Backend with closed connection at 99% CPU

Started by Guy Thornleyover 21 years ago2 messagesbugs
Jump to latest
#1Guy Thornley
guy@esphion.com

First, I better let you know that we have an in-house patch already on our
postgres, so this may be our breakage. It only started happening recently,
though, and our patch is quite old, so it is very unlikely.

I thought I'd ask here anyway, incase this was a known bug that was fixed
already. I couldn't see anything in the release notes, however.

Postgres 7.4.1. (Yes I know, we _should_ upgrade).

PID USER PR NI VIRT RES SHR S %CPU %MEM TIME+ COMMAND
27583 postgres 15 0 163m 163m 159m R 97.2 16.2 14:36.01 postmaster

As the subject says, it is spinning at 99% CPU. Memory consumption does not
appear to be increasing.

This backend has recently lost its client connection, and it appeared after
I shutdown a bunch of JDBC connections:

uke19:~# netstat -np | grep 27583
tcp 1 0 127.0.0.1:5432 127.0.0.1:35175 CLOSE_WAIT 27583/postgres

This happened 3 times last week, too. Never 'idle in transaction' until last
night, however, when it managed to lose its connection while 'idle in
transaction'. This left some things locked, and I had to kill it.
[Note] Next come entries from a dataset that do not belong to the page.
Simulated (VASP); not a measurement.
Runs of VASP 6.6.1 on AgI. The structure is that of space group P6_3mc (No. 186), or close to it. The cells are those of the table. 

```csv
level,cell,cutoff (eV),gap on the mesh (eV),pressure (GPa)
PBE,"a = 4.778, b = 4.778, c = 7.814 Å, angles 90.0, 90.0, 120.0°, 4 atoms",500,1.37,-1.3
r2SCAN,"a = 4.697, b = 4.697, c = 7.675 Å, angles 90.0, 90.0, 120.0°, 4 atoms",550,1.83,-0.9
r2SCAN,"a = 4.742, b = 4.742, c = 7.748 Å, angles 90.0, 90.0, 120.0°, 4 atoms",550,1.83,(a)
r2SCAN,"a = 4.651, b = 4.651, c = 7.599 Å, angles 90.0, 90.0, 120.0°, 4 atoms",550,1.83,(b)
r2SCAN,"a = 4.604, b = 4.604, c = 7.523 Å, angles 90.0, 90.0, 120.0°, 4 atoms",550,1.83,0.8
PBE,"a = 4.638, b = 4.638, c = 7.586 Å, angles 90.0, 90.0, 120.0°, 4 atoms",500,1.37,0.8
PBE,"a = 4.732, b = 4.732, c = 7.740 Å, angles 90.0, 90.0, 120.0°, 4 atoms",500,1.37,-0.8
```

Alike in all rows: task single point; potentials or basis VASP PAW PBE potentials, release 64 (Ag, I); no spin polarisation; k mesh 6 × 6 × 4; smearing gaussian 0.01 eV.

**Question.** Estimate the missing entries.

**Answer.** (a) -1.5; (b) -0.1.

I only noticed this problem after messing with some settings in the
configuration file:

max_connections = 88
superuser_reserved_connections = 4
wal_buffers = 544

Around the same time, I changed the java code to close down the database
connections properly, doing conn.close() on pg connections. We are using
'postgresql-jdbc3.jar' that is in the 'libpgjava' Debian package.

You can even have a backtrace, how about that:

(gdb) attach 27583
Attaching to process 27583
0x0811cf40 in enlargeStringInfo ()

(gdb) bt
#0 0x0811cf40 in enlargeStringInfo ()
#1 0x081249b8 in pq_getmessage ()
#2 0x0817bdfe in HandleFunctionRequest ()
#3 0x0817bfda in HandleFunctionRequest ()
#4 0x0817eacc in PostgresMain ()
#5 0x0815877b in ClosePostmasterPorts ()
#6 0x08158163 in ClosePostmasterPorts ()
#7 0x08156658 in PostmasterMain ()
#8 0x08155ce4 in PostmasterMain ()
#9 0x08125cb6 in main ()
#10 0x4026eda6 in __libc_start_main () from /lib/libc.so.6

I can get a stack data dump from gdb if requested, and I'll leave this
attached to gdb for now. I'll probably need to restart postgres soon (to try
some more settings) so I dont want to leave it attached _too_ long.. ;)

.Guy

#2Tom Lane
tgl@sss.pgh.pa.us
In reply to: Guy Thornley (#1)
Re: Backend with closed connection at 99% CPU

Guy Thornley <guy@esphion.com> writes:

Postgres 7.4.1. (Yes I know, we _should_ upgrade).

Yup.

As the subject says, it is spinning at 99% CPU. ...
This backend has recently lost its client connection, ...
You can even have a backtrace, how about that:

(gdb) bt
#0 0x0811cf40 in enlargeStringInfo ()
#1 0x081249b8 in pq_getmessage ()
#2 0x0817bdfe in HandleFunctionRequest ()
#3 0x0817bfda in HandleFunctionRequest ()
#4 0x0817eacc in PostgresMain ()

I'm betting this is this bug:

2004-05-11 16:07 tgl

* src/backend/lib/stringinfo.c (REL7_4_STABLE): Add tests to
enlargeStringInfo() to avoid possible buffer-overrun or
infinite-loop problems if a bogus data length is passed.

Somehow the dying client injected a few bogus bytes into the
communication channel, and managed to trigger the infinite-loop
variant of this bug.

regards, tom lane